Hobie Ponting sails for the States.

 

Three years after joining Oakcliff, Ponting and his crew found themselves smashing through the English Channel en route to Guernsey, an island off the northern coast of France. As the flat-bottomed Class 40 pounded upwind in 30 knots, Ponting thought to himself, “We’re going to blow this thing up.”

 

“I remember Jeff, one of our coaches, saying to me, ‘When you think that you’ve lost a tooth because of the slamming, you know it’s a bad one. When you’ve hit the bottom of the wave so hard that you’re certain that the rig has come down, you know it’s a bad one.’” As it would turn out, the conditions they experienced on the way to Guernsey were just a taste of what was to come.

The journey began more than a year before when Dan Flannigan, a friend of Ponting’s, phoned Dawn Riley, executive director of Oakcliff Sailing, with the idea of entering a youth team into a transatlantic race. 

“If we can’t find a ride, we’ll make our own,” they said. 

Then it came together. Bodacious Dream LLC donated the Class 40 sailed around the world by Dave Rearick. With a boat in hand, the biggest hurdle the Oakcliff group faced, as so many young sailors do, was lack of experience. 

“We’d never been out there for 14 days in a row and we’d never been seven days from help,” Ponting said. The initial idea was for Flannigan and Ponting to do a doublehanded delivery back from England. “How oblivious were we,” said Ponting, thinking back on the idea, grinning ear-to-ear. The odyssey that began as a dream, developed into an idea. Eventually, with heavy modifications and nearly a year of planning, the idea finally became a reality.

Chris Kennedy takes in an ocean rainbow.
With guidance from Oakcliff coaches and industry experts, the plan matured into a fully crewed 7,000-mile journey with stops in Guernsey, the Canary Islands, Grenada, and ending in Charleston, South Carolina. Flannigan and Ponting would be joined by Chris Kennedy and Andrew “OD” O’Donnell, both keen young sailors also working at Oakcliff. The four of them arrived in England in early November with less than a month to master the boat and sail it 1,700 miles south to the start of the RORC Transatlantic race. 

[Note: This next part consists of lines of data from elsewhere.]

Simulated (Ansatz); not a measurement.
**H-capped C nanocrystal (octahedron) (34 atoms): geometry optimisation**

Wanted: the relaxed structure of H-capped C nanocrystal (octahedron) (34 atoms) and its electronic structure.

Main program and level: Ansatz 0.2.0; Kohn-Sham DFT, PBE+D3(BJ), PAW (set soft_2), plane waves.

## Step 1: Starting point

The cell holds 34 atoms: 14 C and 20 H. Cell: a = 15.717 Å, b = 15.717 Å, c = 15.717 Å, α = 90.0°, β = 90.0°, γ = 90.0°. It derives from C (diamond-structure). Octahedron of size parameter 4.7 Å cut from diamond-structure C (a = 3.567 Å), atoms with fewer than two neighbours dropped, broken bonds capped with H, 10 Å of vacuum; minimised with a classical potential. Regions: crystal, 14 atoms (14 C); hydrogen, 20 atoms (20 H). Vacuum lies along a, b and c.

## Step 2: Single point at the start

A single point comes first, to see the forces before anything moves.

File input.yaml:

Meanwhile back at Oakcliff, Riley faced countless questions on the wisdom of sending “kids” across an ocean.  

“I often had to remind myself, at 51, that I was younger than they were when I first sailed across an ocean. At their age I was a watch captain racing around the world.” 

The team was by no means unprepared. Flannigan, a naval architect, had perhaps the least sailing experience but was the most knowledgeable of the four. Ponting had a keen eye for electronics and quickly took to navigation. 

“I knew he would be a bit nervous and feel the weight of responsibility more than anyone else,” Riley said. Kennedy, an aerospace engineer by trade, is the type of person who never stops asking questions and can fix just about anything on a boat. And O’Donnell is a beast on deck. 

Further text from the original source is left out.